I used to think home was a place: Menlo Park, California, United States of America. It was very easy that way. I knew where I belonged, and I took comfort in returning whenever I left. I was a little peg that fit snuggly in the hole of pop music blasting through car speakers, a line out the door of Cafe Borrone every Sunday morning, and a clean, suburban life.

Recently, I have been seriously troubled by the imminent reality of returning “home” on December 7th. I spent a lot of time sitting with that discomfort and trying to pinpoint the root before realizing that home for me was no longer black and white. Home is no longer as simple as a set of geographic coordinates. It seems that home to me is no longer a location, as opposed to a comfort of the soul.

This morning I woke up and sat with my bahini by the bush of orange marigolds next to our water tap. The sun was rising over the Himalaya, and in the morning glow of the mountains I hugged her and buried my face in her hair. I realized that I really loved her, as I do for the rest of my Balamchaur homestay family. I feel like I truly am their daughter; I feel like I am home. Our littlest goat came over and pressed his tiny horns into my calf, and as my didi washed dishes next to me I felt a ridiculously wild sense of happiness. This, I thought, is what home is. It isn’t an address. It isn’t touching down in a certain city or driving down familiar streets. Home is what I have found here in Nepal, in a hot cup of chiyaa sipped slowly out of a tin cup, or in the plate of daal bhat that my didi hands me nightly. Home is also what what I will re-envelop myself in upon returning to the US, in the smiles of my American family and the endless dinner table laughs to come.

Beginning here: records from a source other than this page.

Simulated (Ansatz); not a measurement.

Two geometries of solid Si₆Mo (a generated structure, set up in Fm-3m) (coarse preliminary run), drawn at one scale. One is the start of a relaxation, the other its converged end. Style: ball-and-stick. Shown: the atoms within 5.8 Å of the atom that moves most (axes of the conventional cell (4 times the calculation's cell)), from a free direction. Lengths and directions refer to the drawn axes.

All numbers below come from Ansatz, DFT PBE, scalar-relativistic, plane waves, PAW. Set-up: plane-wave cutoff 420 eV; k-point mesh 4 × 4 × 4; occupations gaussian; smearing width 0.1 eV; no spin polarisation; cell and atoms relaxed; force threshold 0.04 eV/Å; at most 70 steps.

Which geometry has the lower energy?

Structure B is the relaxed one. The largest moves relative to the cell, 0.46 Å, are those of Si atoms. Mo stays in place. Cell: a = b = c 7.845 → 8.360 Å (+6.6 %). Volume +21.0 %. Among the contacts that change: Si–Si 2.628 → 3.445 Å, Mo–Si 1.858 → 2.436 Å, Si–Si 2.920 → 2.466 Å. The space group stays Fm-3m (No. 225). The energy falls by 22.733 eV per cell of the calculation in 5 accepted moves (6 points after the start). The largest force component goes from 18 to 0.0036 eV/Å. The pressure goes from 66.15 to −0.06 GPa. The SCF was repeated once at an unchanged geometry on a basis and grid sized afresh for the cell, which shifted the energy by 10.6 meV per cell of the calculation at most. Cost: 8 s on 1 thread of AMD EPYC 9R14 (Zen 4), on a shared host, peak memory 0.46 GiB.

I remember driving past the American embassy for the first time in Kathmandu. At the time I felt unstable in Nepal and was longing for the familiar comforts of “home” back in the US. Upon seeing the embassy a fiery ache ripped through me. I longed to run into the embassy and hear perfect English and feel so, so American. Now, sitting in a plastic chair under the watchful majesty of the Himalaya, it is no longer America that I crave. It is simple moments like watching the sun rise this morning with my bahini. It has been both terrifying and beautiful to watch aspects of what used to be home dissolve, while discovering deep pockets of the same peace halfway across the world. How truly exceptional it is to know that if I can find home all over the globe, I will never truly have to leave.